April 8, 2026 — 12:43pm

Sydney-based Aguia Resources has officially marched through a tightly patrolled regulatory gate to become a major fertiliser producer after securing formal MAPA registration, confirming its legal authority to commercialise fertiliser products within Brazil’s vast agribusiness sector.

For any company selling into Brazil’s tightly regulated agricultural sector, official registration with the Ministry of Agriculture, Livestock and Food Supply- known as MAPA- is not a formality, but an absolute necessity. Without it, you cannot formally sell fertiliser into one of the world’s largest and most important agricultural markets.

Pampafos fertiliser bags, ready and waiting to be filled and sold when Aguia Resources’ natural phosphate fertiliser becomes commercially available later this year.

Aguia’s Brazilian subsidiary, Aguia Fertilizantes, received official MAPA company registration on 6 April, confirming its legal standing to commercialise fertiliser products within the Brazilian agribusiness sector.

This milestone has been years in the making. Aguia first registered the Pampafos brand name with Brazil’s National Industrial Property Institute way back in 2019, so the latest approval brings the company meaningfully closer to its first revenues.

‘This milestone marks one of the final stages in Pampafos commercialisation.’

Aguia Resources managing director Tim Hoskings

Upgrades to the phosphate processing plant at Caçapava do Sul in Rio Grande do Sul are scheduled for completion this month, the next critical step on the path to first sales.

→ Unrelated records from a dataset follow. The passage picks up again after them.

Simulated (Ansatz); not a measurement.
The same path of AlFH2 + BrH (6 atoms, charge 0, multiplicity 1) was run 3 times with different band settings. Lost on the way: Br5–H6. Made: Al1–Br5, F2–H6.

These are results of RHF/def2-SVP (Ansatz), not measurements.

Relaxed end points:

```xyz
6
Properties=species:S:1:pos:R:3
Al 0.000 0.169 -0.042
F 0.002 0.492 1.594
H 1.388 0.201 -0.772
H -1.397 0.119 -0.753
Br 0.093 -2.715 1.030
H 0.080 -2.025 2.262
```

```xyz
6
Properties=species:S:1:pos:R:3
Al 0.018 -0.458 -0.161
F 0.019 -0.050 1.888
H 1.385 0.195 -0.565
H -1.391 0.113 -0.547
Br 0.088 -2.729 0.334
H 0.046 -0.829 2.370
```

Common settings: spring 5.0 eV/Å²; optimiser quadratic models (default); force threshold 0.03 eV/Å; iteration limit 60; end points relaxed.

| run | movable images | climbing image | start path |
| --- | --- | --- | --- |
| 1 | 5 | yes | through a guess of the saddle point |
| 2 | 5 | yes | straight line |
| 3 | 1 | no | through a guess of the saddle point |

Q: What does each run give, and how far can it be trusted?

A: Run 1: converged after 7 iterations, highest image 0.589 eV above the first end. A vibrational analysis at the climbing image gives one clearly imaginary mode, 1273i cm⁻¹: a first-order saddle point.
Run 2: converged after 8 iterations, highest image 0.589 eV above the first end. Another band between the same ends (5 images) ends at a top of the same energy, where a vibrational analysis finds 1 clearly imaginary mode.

Once the final operational licence for the Tres Estradas mine is issued by the State Environmental Agency of Rio Grande do Sul (FEPAM), a final MAPA audit will be triggered to watch Pampafos actually being processed.

MAPA’s closing sign-off is expected by early May, at which point the first truck carrying Pampafos can legally roll out of the gate and head to the first customer.

The commercial groundwork has been well laid. Aguia has already secured non-binding memorandums of understanding for around 44,000 tonnes of supply with buyers across Brazil and Uruguay, covering the bulk of its projected first-year output.

Aguia Resources managing director Tim Hoskings said: “This milestone marks one of the final stages in Pampafos commercialisation. Aguia’s locally sourced product will alleviate the sector’s exposure to external disruptions in the international fertiliser market.”

A dedicated sales and commercial team is in the field and the company is reporting strong, accelerating demand from Brazilian agricultural operators desperately seeking local alternatives to imported phosphate.

Despite being a global agricultural powerhouse, Brazil remains heavily reliant on imported fertilisers, making domestic phosphate supply an increasingly strategic asset for the country’s farming sector. The South American country currently imports a staggering 85 per cent of its annual fertiliser requirements, with a significant portion sourced from the Middle East and North Africa.

Disruptions to global shipping routes, elevated freight costs and geopolitical uncertainty have considerably sharpened the appetite for domestically produced alternatives.

Pampafos - mined and processed in the heart of Rio Grande do Sul, appears the perfect product at the perfect time. It requires no international shipping, no dependence on sulphuric acid inputs and no exposure to the supply chain risks that have driven up the cost of conventional processed phosphate fertilisers.

For punters, the Aguia story is entering its most tangible phase. The permits are coming in, the plant is nearly ready, the customers are lined up, and the regulatory framework to sell is now in place. The next milestone, the FEPAM mine operating licence, is the final piece before the revenue clock starts ticking.

For Aguia, the development also adds a second pillar to its broader resource portfolio, which includes gold projects in Colombia. In a world increasingly focused on both resource security and food supply, Aguia’s exposure to gold and phosphate appears to place it neatly between two commodities that underpin wealth and agriculture alike.